XML: ElementTree (etree)

SAX and DOM

SAX

  • Event-driven (elements start and end)

  • Commonly used to parse long streams of structured data

  • “De-facto” standard

  • Available in multiple languages

  • Python: xml.sax

DOM: “Document Object Model”

  • Document available as a tree

  • Programmatically navigable as a tree

  • Relatively comfortable

  • Python: xml.dom

  • Problems

    • Only relatively comfortable

    • Not Pythonic enough

ElementTree

xml.etree: Python specific ⟶ absolutely

comfortable

  • Seamless integration in Python (⟶ iteration)

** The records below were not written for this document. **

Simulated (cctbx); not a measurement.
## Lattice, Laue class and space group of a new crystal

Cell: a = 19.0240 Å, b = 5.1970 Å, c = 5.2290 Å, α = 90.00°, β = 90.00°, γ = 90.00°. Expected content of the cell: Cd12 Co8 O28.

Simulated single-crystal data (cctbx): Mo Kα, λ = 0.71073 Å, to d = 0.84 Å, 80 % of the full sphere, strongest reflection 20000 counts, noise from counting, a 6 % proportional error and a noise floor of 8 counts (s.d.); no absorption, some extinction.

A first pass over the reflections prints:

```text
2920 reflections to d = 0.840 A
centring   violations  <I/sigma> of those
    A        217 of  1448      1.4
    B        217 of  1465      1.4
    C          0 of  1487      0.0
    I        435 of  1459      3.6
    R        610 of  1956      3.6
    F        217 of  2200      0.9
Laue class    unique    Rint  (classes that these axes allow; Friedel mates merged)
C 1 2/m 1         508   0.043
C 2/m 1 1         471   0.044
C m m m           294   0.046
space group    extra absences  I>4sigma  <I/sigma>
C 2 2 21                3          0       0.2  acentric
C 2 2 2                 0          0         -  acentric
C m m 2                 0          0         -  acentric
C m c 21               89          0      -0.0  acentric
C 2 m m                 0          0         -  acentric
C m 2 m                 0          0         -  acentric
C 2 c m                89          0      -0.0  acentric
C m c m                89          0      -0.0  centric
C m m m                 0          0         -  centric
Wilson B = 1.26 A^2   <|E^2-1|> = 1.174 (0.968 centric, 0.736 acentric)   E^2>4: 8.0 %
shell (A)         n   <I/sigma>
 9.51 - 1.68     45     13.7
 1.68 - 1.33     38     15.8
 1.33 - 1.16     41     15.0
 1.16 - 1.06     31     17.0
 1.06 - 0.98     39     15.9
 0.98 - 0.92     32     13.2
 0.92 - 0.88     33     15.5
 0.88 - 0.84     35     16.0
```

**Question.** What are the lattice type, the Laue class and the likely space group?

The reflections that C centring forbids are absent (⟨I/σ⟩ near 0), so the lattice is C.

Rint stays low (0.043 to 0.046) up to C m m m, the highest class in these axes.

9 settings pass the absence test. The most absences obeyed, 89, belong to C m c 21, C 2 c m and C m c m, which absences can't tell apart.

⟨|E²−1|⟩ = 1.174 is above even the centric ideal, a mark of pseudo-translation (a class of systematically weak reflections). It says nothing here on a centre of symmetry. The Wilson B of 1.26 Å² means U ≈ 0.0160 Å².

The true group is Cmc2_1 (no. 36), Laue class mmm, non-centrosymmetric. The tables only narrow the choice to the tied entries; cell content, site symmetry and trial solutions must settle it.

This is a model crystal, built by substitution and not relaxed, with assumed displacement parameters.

  • A document is a tree, and trees are lists of lists

  • XML attributes represented as dictionaries

⟶ simple!

A Very Simple Document

Python code
from xml.etree.ElementTree import Element
element = Element("root")
child = Element("child")
element.append(child)
Or alternatively …
element = Element("root")
SubElement(element, "child")
XML
<root>
  <child />
</root>

Attributes

  • XML elements have attributes

  • Python’s XML elements have the attrib dictionary

element = Element("root")
child = SubElement(element, "child")
child.attrib['age'] = '15'
child = SubElement(element, "child")
child.attrib['age'] = '17'
<root>
  <child age="15" />
  <child age="17" />
</root>

Text (1)

In XML documents, free text is permitted …

  • Inside one element

  • After one element, but before the start of another element

Accordingly, Python elements have members …

  • element.text

  • element.tail

  • No text ⟶ None

Text (2)

element = Element("root")
child = SubElement(element, "child")
child.text = 'Text'
child.tail = 'Tail'
<root><child>Text</child>Tail</root>

Careful with indentation

  • Whitespace, linefeed etc. is text, no matter what

  • str.strip() may be helpful

Writing XML Documents

  • We have created Element objects

  • Added child elements

  • Now how do we create XML?

  • Wrap into ElementTree - a helper

from xml.etree.ElementTree import ElementTree
tree = ElementTree(element)
tree.write(sys.stdout) # oder file(..., 'w')
  • Output is very tight

  • Text is preserved as-is

  • Pretty output would be incorrect

    • Linefeed and indentation is text

Reading XML Documents

This is simple …
from xml.etree.ElementTree import parse

tree = parse(sys.stdin)
for child in tree.getroot():
    age = child.attrib.get('age')
    if age is not None:
        print age
    if child.text is not None:
        print child.text